Stephen Baxter : a Memorial

Readers will be saddened to learn that Stephen Baxter, Fellow and Tutor of St Peter’s College, Lecturer of Merton, and Professor of Medieval History, has died unexpectedly at the age of 56.


After taking a First in Schools at Wadham in 1991, Stephen spent six years in banks in the City of London, amongst other activities surfing on the wave of privatisation that swept across post-Communist Eastern Europe. But the lure of academia eventually proved too strong even for Mammon – however busy Stephen became in the 90s, he sustained a habit of serious historical reading – and he returned to Oxford in 1997 to write a doctorate under the supervision of Patrick Wormald.  

making domesday

His subject – a neglected one – was the earls of Mercia in the half century prior to the Norman Conquest. Stephen approached it with the serious-minded focus instilled by his career in high finance. Domesday Book, though compiled in 1086, was one of his most important sources for the early eleventh century. It is easy to see how making sense of the Book’s overwhelming and now forbiddingly inscrutable masses of data would have appealed to someone so experienced in assessing multiple spreadsheets. The Book would remain his principal intellectual interest, culminating in the monumental Making Domesday: Intelligent Power in Conquered England which he, Chris Lewis, and Julia Crick published in 2025, at the end of their joint Leverhulme research project. The project was prompted by the rebinding of Exon Domesday, the only surviving ‘circuit’ (i.e. regional) return for the south-western shires. The opportunity to examine how this precursor of Domesday Book was put together was a once-in-many-generations chance to refine understanding of the process. Making Domesday will remain in perpetuity one of the three or four most significant publications on the Survey and the Book, a subject which has inspired some of the very best medieval scholarship over the centuries. Stephen’s principal contribution was to establish how the process of data collection and arrangement must have operated between January and August 1086. A love of flow charts was one lasting residue of his career in banking. In passing, he also took a showman’s pleasure in unmasking, to the astonishment of the world’s media, the Book’s scribe.

I had got to know Stephen while he was a research student, when he published an essay which my own supervisor, J.C. Holt, a formidable critic seldom much impressed by anyone or anything, would describe in print as ‘beautiful’. He was elected to a Research Fellowship at Magdalen in 2001, and very soon disappeared to a permanent job at King’s College, London, where he participated in his first big collective research project, on Anglo-Saxon Prosopography (necessarily based primarily on Domesday), and ran the Norman Conquest Special Subject. We saw each other quite often during that period. He returned to Oxford in 2014 to succeed Mark Whittow as medieval Tutor at St Peter’s and Merton. It is in this capacity that most readers will have known him.

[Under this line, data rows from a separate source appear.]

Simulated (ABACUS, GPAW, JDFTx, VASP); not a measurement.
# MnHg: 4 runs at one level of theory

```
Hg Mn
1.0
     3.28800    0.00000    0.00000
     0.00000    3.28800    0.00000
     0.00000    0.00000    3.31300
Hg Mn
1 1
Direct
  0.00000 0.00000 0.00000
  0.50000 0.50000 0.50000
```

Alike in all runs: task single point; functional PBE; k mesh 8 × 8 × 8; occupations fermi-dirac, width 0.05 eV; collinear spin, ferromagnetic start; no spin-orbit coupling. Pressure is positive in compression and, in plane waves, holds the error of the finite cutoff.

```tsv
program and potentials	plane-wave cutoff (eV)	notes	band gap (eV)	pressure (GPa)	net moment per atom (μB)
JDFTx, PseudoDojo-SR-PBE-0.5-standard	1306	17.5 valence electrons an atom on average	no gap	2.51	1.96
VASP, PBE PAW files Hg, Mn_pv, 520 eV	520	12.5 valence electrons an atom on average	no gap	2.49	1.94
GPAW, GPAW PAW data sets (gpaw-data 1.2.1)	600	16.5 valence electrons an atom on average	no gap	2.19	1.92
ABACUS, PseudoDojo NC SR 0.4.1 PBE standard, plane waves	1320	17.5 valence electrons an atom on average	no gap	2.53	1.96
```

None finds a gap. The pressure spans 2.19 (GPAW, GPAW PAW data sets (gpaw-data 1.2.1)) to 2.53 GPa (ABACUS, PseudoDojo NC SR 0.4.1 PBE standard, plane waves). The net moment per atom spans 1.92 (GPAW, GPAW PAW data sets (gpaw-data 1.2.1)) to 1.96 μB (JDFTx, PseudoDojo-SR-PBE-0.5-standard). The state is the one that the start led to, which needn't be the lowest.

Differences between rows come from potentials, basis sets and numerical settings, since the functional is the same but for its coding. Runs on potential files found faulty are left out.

He immediately became heavily involved in the Norman Conquest Special Subject, of which I am the convenor (but which, in a rare lapse of academic judgment, he had failed to take as an undergraduate). The weekly classes have always been initiated by me and another postholder arguing about some fundamental category of evidence. The arguments had been most overtly intense with Patrick Wormald, but he had retired c. 2000. As if by instinct, Stephen assumed the role once filled by his supervisor, and the ding dong of the 90s was resumed. In truth, one could slip far fewer cigarette papers between my views and Stephen’s than between mine and Patrick’s; but the takers of the Subject would have been unlikely to perceive that, at least until the term was largely over. We both took a certain relish in these heated exchanges, as we hammed up our respective positions. And of course it was not entirely a matter of acting. I remember his being particularly riled in 2022 by my characterisation of the Conquest as not a conquest at all, but a Special Military Operation. His occasional, abrupt shifts into the persona of William I, bawling at his terrified officials (a.k.a. the undergraduate audience), and smashing his fist on the desk, never failed to make them jump in their seats. It didn’t take long for them to feel compelled to join in the debate, if only to restore a modicum of moderation. Things would then take off.  At their best, these sessions would last for two hours. Then Stephen and I would repair to a local hostelry, and sometimes go out for supper (I noticed that the intensity of the class often left him very hungry).

It is hardly surprising that working together like this, examining together, supervising research students together, and reading each other’s drafts, means that you get to know each other very well over the years. Despite the ferocity of his William I impression, he was more forgiving of undergraduate lapses than I am, and tended to be more restrained in his expression of his views – more out of prudence than lack of conviction, I thought. He took other aspects of his life very seriously indeed, whether it was being Vice-Master of St Peter’s, Chair of Schools, or playing chess and cricket (his favourite games). His attachment to the delightful cottage in the wilds of Cambridgeshire in which he had grown up meant that he was determined to go on living there, however impractical it might be. His love for his children, Imogen and Jack, was profound and moving. I never saw him happier or more at ease than when he was in their company. Pupils and colleagues will join them in mourning his passing, not just for the further superb works of historical scholarship which will now never be written.